Jesse J. Prinz is a Distinguished Professor of philosophy and director of the Committee for Interdisciplinary Science Studies at the City University of New York, Graduate Center. He taught previously at the University of North Carolina at Chapel Hill and at Washington University, St. Louis, with visiting positions at University College London, California Institute of Technology, and University of Maryland, College Park. He took his Ph.D. at the University of Chicago under the direction of Murat Aydede, a philosopher of cognitive science now at the University of British Columbia.
Prinz works primarily in the philosophy of psychology and ethics and has authored several books and over 100 articles, addressing such topics as emotion, moral psychology, aesthetics and consciousness. Much of his work in these areas has been a defense of empiricism against psychological nativism, and he situates his work as in the naturalistic tradition of philosophy associated with David Hume. Prinz is also an advocate of experimental philosophy.
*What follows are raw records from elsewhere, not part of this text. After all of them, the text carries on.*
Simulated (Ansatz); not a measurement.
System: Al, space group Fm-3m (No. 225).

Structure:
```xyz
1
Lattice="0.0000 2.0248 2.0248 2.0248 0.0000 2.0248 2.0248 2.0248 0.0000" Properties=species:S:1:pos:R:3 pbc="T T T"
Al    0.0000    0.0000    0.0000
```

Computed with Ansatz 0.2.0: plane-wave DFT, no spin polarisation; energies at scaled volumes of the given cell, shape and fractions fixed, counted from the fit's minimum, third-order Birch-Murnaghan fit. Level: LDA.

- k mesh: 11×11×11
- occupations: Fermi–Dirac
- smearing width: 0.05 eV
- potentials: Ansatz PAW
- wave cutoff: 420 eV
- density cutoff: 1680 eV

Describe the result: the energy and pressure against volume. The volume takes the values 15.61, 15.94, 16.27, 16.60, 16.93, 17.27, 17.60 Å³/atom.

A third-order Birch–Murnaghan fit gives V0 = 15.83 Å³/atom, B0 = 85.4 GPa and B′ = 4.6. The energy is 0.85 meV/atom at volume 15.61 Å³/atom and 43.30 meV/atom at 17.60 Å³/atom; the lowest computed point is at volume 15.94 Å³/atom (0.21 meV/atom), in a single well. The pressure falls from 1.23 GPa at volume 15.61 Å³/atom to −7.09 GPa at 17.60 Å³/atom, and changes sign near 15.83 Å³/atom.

Jesse Prinz has offered a "natural kinds" theory of emotions. According to him, an emotional experience is a bodily change that indicates situations in our environment that should concern us. When we encounter a stimulus that affects our well-being we experience a set of bodily changes that represent things like dangers, losses, and offenses. These bodily changes are appropriate to the situation and are learned over time through association to specific instances we have encountered in the past. They are felt, but oftentimes these feelings are not in the foreground of phenomenal consciousness. When we do pay attention to the feeling it then becomes an actual emotion.